Autonomous automated systems — machines capable of acting on their own for extended periods of time in complex environments — have been a major trope of science fiction for as long as the genre has existed. Over the last ten years or so, autonomous systems research has advanced dramatically, and it is generally recognized that autonomous automated systems will be common in warfare and everyday life (at least in wealthy countries) within the next ten years or so.

In light of these developments, “robot ethics” has developed as a serious scholarly (and popular) topic. Dipping into this literature, I get the impression that much of robot ethics takes what I’m going to call a principle-based approach to ethics. On such an approach, ethical judgment is a matter of, first, identifying the correct set of ethical principles, and second, correctly applying those principles in a given situation. (I have some thoughts on why robot ethics has taken the principle-based approach, but I’ll leave them out here. I’d be happy to elaborate in the comments.)
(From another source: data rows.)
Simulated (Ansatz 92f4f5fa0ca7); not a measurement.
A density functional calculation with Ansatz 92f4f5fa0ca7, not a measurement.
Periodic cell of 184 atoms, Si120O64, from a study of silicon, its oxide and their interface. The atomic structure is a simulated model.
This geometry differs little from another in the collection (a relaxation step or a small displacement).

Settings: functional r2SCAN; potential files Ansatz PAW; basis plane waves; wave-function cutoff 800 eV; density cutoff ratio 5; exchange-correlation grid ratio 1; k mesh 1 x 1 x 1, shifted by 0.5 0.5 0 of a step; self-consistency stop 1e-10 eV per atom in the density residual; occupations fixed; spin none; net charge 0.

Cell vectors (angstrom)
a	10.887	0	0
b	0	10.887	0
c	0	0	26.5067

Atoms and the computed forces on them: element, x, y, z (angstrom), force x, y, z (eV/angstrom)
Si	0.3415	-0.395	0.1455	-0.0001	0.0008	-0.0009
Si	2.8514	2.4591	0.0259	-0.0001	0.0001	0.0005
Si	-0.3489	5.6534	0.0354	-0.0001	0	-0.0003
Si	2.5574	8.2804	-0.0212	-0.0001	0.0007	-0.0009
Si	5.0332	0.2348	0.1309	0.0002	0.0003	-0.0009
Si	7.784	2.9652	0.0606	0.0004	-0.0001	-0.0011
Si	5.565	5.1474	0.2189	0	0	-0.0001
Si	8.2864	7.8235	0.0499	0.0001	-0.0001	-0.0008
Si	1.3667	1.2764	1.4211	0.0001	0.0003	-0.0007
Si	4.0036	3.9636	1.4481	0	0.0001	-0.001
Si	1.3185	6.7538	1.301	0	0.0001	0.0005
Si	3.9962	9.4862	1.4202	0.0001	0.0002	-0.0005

In this post, I’m going to argue that a principle-based approach tends to overlook two important features of ethical judgments in complex situations. In addition, I think that these two features correspond to certain worries that many members of the public have about automated ethical decisionmaking — that is, about turning over responsibility for ethical decisions to autonomous automated systems. So, insofar as robot ethics want to (try to) assuage public concerns about autonomous automated systems, they should at least broaden their range of ethical approaches.

Before going further, I should make it clear that I’m not actually very familiar with the current state of robot ethics. I’ve glanced at a few things, and read some things shared (and in a couple of cases, written) by my advisor, Don Howard, over social media, and I’ve had a few discussions with my friend and co-author Charles Pence. But I am, professionally speaking, a philosopher with expertise in ethics, and I generally work within an approach to ethics that is sharply critical of the limitations of a principle-based approach. So hopefully my arguments here will be valuable to robot ethicists even if they are built on a hasty generalization.

My argument is going to contrast principle-based approaches to ethics with an alternative approach called virtue ethics. Within philosophical work on ethics, principle-based approaches — especially Kantian deontology, utilitarianism, and appeals to human rights — have been dominant for the last several centuries. Virtue ethics has been recognized as a distinct approach for about 40 or 50 years, but virtue ethicists trace their approach back to such ancient philosophers as Aristotle and Confucius, as well as traditional ethe (ethos, plural) of agrarian and nomadic hunting societies in Africa and the Americas.

The principle-based approaches generally focus on decisions about particular actions, and aim to find the one right or best course of action to take in a given situation. By contrast, virtue ethics generally focuses on the character of agents over time. Since they’re less concerned about what to do in particular situations, virtue ethicists tend to be more attentive to complexity and uncertainty in decisionmaking than principle-based approaches. In addition, virtue ethicists tend to be concerned about more aspects of our ethical lives than just making decisions. Consequently, virtue ethicists have developed the conceptual tools that I’ll use below, and it’s hard to find room for these tools in the principle-based approaches. Thus, again, robot ethicists should expand their approaches, so that they can make use of these virtue ethics tools.

To make my discussion concrete, let’s consider two cases, both of which seem to be common in robot ethics.

An autonomous, automated soldier/weapons system is sent on a mission to engage with an enemy squad. The squad has barricaded themselves in a small building with a dozen children. Should the system engage the enemy — risking the lives of the children — or maintain its distance — risking the possibility that the enemy squad will escape?

An autonomous, automated car is transporting one passenger along a narrow street with parked cars on either side. A child suddenly runs out into the street from between two parked cars. The car does not have time to brake safely. Should it veer into the cars on the side of the street — risking the life of its passenger — or hit the child — risking its life?

On the principle-based approach, the task for robot ethics is to identify the correct ethical principles to be applied in these cases, and so to determine the ethically correct course of action for the automated system.

However, I argue that there is no ethically correct course of action in either of these cases. Both cases are examples of moral dilemmas: situations in which every available course of action is, in some respect or another, seriously bad, wrong, or vicious. In the automated car case, both of the available options risk serious harm to moral innocents (people who do not deserve to be harmed). In the automated weapons system case, the choice is between serious harm to moral innocents now or serious harm later (after the enemy squad escapes).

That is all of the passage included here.